On 5/08/2009 8:04 PM, Paul Moore wrote:
2009/8/5 "Martin v. Löwis"email@example.com:
With such a setup, using the hook would be truly optional on Unix, as it only ever checks and never converts. So if you manage to mess up, and don't have the hook installed on Unix, you lose when trying to push. That will teach you to be more careful in the future, or to install the hook (which hopefully becomes built into Mercurial at some point).
Given that my preference is to use Unix-style EOL for "text" files on Windows, as every text editor I use (barring notepad!) understands LF format,
Most tools that I use will tend to not mix EOL styles in a single file, but will tend to create \r\n line endings for new files I create. Most hg repos I come across don't have mixed line endings within individual files, so I can only guess these files were accidentally introduced in the same way (and indeed I have personally done this.) I'm hoping to be part of the solution instead of part of the problem :)
it seems to me that this proposal also means that the hook would be optional for me.
Technically it would be optional for everyone, of course. However, the solution should be such that everyone, regardless of personal preference, is willing to take the hit.
For example, if the repo is converted using \r\n line endings natively, then Windows users would need to take no action either and puts the onus back on you (given your stated preferences) to configure the tool appropriately. I assume you would have no objection to that and would be happy to make that tool optional for me?
That suits me fine - I'd prefer to avoid
having hooks that are required for Python checkouts, as that means I have to remember to configure them on each clone (IIUC).

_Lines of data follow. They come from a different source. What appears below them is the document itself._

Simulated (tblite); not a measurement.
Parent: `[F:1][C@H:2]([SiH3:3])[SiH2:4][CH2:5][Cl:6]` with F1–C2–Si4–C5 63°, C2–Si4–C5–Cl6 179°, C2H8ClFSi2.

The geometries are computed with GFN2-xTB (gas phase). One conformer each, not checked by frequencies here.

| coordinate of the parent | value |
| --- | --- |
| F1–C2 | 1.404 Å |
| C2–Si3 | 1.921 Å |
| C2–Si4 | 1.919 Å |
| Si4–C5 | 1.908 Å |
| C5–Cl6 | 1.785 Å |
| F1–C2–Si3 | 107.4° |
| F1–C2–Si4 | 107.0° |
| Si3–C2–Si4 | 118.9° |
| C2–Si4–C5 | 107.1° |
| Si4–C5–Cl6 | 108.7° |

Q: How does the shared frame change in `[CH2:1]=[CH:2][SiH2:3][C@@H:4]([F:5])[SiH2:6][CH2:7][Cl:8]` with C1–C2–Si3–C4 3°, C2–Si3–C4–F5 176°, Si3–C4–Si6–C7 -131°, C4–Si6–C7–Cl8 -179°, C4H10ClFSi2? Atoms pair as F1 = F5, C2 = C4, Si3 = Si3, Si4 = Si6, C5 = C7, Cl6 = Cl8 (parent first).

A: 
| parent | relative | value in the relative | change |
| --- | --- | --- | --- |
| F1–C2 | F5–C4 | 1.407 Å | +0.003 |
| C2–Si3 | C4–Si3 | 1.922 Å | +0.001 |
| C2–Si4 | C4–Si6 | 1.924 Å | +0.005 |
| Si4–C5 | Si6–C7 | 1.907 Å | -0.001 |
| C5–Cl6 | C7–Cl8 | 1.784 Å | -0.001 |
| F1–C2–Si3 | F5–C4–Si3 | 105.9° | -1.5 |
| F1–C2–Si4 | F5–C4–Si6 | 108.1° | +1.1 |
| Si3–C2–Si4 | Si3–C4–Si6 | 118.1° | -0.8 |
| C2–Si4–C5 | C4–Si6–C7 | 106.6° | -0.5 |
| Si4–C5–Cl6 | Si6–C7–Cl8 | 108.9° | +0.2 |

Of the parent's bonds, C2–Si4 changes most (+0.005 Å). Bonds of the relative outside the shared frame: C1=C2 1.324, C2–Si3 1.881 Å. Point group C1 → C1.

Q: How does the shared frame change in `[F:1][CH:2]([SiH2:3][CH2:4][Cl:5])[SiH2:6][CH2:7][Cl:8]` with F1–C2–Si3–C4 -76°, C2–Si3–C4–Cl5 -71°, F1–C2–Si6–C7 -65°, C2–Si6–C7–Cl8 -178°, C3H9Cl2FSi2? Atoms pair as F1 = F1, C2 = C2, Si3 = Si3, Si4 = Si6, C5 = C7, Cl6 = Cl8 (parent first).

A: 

Configuring on each clone would certainly be sub-optimal, so the proposal is this configuration be stored in a versioned file in the repo.
Of course, this implies that your proposal only requires any action by the user in the case of Windows users whose text editing tools insist on CRLF format text files (sources, etc). Is that really a large group of developers? (I honestly don't know).
It applies to all files that aren't "native" EOL style - there are just less of them regularly modified than those that are so marked.
I suspect that there is something missing from your proposal, as if this were the case, then the problem appears to be limited to a very small group of developers. Maybe it's Visual Studio that insists on CRLF for source files? (I don't know, as I don't use the VS editor). If that's the case, then maybe a VS hook would be an alternative approach? (I can't imagine such a hook would be an *easier* approach, I only mention it because it makes it clearer where the issue lies).
I must concede that Windows developers are the minority here - but assuming we want a level playing field, I don't see how that changes the underlying issue...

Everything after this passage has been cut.